Have you found your dream home? Awesome! But, what happens if you haven’t managed to sell your Florida house yet? Moving home can be tough, especially if your move depends on you selling your previous home.
Moving Home Can Be A Challenge!
It’s no surprise that the FHA, Fannie Mae, and Freddie Mac all have rules about getting a second mortgage while you still own your home. Luckily, in this article, we will explain how to tackle these hurdles and secure an additional mortgage.
First off, to qualify for a second mortgage through the FHA, you must meet certain qualifications.
You need to have a valid and justifiable reason for needing (wanting) to move before your current house has sold. For instance:
You’re moving because your family has outgrown your current home.
You’re moving because you’re separating from you spouse.
You’re moving for financial reasons perhaps a company transfer or new job.
Also, to meet FHA requirements, you cannot have a remaining balance of more than 75% on your first home. If this is the case, there will be additional restrictions on top. Make sure you find out exactly what the FHA requirements are before assuming you’ll qualify for an additional loan.
Asking family can be another route.
Just make sure you put everything in writing. You want clear terms to be set and adhered to. Agree to pay them back in full when your first house sells. But, remember borrowing money from family can cause tension between relatives and not always be a suitable option.
If you think borrowing such a large amount of money will potentially damage your relationship with your family, you might want to look for an alternate way to secure the financing you need.
A bridge loan is another option.
Bridge loans also known as “wrap”…
…interim financing, gap financing, or swing loans bridge the gap during times when financing is needed but not yet available.

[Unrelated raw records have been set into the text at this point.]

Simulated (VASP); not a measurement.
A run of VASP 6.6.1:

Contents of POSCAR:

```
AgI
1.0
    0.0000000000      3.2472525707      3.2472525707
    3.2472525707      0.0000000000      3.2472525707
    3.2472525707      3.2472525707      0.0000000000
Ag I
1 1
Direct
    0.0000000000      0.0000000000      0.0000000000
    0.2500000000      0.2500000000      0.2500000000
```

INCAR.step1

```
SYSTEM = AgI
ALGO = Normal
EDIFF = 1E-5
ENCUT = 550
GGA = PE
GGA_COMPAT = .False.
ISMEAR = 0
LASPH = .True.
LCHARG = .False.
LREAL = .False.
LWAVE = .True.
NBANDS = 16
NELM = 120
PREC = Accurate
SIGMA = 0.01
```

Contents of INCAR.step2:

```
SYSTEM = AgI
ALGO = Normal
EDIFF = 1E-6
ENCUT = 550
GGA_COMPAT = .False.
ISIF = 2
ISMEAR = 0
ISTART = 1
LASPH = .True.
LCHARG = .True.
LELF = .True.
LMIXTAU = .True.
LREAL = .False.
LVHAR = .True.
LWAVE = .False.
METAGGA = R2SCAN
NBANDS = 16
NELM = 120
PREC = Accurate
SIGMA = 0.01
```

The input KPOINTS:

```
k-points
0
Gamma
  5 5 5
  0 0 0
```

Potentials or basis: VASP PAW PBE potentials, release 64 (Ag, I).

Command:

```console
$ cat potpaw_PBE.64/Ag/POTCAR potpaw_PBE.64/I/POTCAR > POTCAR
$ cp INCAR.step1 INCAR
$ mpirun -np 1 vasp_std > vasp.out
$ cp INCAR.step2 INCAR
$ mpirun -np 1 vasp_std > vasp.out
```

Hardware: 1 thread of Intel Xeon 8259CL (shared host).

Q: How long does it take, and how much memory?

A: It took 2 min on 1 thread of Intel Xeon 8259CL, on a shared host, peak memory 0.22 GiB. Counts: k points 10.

These types of loans will take both mortgage payments and combine them into one interest-only payment. They are typically short-term loans, lasting between 6 months to a year. Depending on the lender, the requirements will differ. But typically, you must have great credit and be financing less than 80% of the value of both properties put together.
Borrow from your 401k.
While it may not be an option for everyone, you could talk to your boss or plan administrator about borrowing from your 401k. If you consider this option, make sure you understand how the tax penalties work. Plus, you must pay yourself back after the sale of the original home.
This may not be a viable route for everyone, but it’s definitely something worth looking into.
Rent the second home for a few months.
You could offer the seller (homeowner) of the second home the option to rent it back for the first few months. Depending on their current situation, they might love the idea and benefit greatly from being able to remain in their home while they look for a new one.
This is a great way to alleviate the cost of two mortgages at once.
Just make sure it’s blatantly clear that you will need them to leave once your first home sells. Adding a contingency to your offer that allows you to close on the new home when your home has sold is a smart idea.
If your home is new to the market, priced well, and market-ready, securing a deal shouldn’t take too long. Let the owners of the second home know this when you present your offer of renting it back to them for a few months.
Reassure them that the closing won’t be delayed. It might be worth agreeing to a specific amount of time upfront as long as you’re confident your previous home will sell soon.